This was made using Godot 4. Initially was using beta 7, but had to switch to beta 6 because the birds were not following the flight path properly on export.


I have a directional light (the sun) that's slightly lacking in blue color, and I also have ambient light in the world environment that's blueish. That's what makes the shadows look blue. This is kind of how it would look in real life with a clear sky like I have.

I also have SSAO with a big radius in the environment, this helps to add more detail to the rocks. I had SSIL enabled but it didn't make a big difference in the image, so I disabled it for performance reasons. There's also Glow, I'm using additive blend mode for it with intensity, strength and bloom increased from the default. Then there's Fog, I've set aerial perspective to 1 which makes the fog color come from the skybox. Sun scatter is set to 1 and sky affect is set to 0.

Finally I have ACES tonemap with default values, this helps to give more contrast to the whole image, making it less flat-looking.

Also I'm using the Procedural Sky for the skybox.


Yes I had to to some LOD for the trees because the game is GPU-bottlenecked. I'm not sure if Godot 4 has a built-in way to do LODs, but I did it manually. Once you get far enough away from a tree, it switches to a version which has less leaves. It also switches the material of the leaves, the high LOD version uses alpha scissoring, whereas the low LOD version uses alpha blending. This is because alpha scissoring essentially makes the leaves disappear at long distances.

It still takes a lot of GPU resources, the GPU time taken is about 8ms on my GTX 1050 which I think is still too high, but I didn't want to spend a bunch of time optimizing, especially with the limited jam time.


I mostly use Godot 3, but tried 4 for this jam because I thought it had a heightmap feature (that wasn't really the case other than the heightmap collider, but I was too lazy to switch back, since it already converted my project).

The import process is a bit better, for instance with gltf you can have it automatically generate a collision mesh on import, rather than having to do it manually like in Godot 3, there's other niceties too with the new import system. Signals are a bit better with 4 because now functions are first class citizens, meaning that when you connect signals through code, you use the function name instead of a string. This means your code is less fragile, since if you change anything to do with the signal, the script editor will give a warning about it. I'm not sure about the 3D graphics differences between 3 and 4.
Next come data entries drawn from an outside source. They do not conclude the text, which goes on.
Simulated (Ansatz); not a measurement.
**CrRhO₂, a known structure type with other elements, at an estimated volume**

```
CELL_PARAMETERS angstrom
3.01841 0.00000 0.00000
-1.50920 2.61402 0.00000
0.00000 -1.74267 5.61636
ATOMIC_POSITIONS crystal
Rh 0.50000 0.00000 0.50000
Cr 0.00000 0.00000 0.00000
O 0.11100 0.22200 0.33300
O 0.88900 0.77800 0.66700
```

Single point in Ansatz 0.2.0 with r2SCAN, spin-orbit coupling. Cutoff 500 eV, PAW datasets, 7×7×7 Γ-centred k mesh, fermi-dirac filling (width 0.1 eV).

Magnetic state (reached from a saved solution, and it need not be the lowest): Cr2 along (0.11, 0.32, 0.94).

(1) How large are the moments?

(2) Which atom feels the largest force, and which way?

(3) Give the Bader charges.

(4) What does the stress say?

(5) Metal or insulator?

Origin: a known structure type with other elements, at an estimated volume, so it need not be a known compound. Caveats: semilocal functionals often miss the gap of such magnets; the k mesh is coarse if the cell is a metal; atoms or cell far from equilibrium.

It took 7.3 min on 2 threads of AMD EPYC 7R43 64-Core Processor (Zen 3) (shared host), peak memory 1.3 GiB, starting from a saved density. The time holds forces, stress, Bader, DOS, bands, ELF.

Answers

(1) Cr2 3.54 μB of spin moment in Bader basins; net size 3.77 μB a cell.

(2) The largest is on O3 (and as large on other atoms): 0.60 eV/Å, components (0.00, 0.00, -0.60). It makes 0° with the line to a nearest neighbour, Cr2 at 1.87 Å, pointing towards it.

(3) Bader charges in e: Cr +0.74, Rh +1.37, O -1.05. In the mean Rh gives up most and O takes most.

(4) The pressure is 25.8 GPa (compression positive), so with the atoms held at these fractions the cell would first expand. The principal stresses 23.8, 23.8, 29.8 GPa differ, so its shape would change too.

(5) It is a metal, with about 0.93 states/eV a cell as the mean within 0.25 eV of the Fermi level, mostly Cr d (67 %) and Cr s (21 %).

Other than that, I don't think there's a big reason to fully switch to 4 yet, especially since it's still a bit buggy, I've had it crash a few times too.

(+1)

Thank you very much for your detailed answer. Especially your insights about Godot 4 are very helpful. 

Re-assuring to know that you did not do much out of the ordinary for the lighting (like HDRI's, placing tons of lights, etc.). It seems it is more important to tweak the parameters and use ACES instead of Filmic.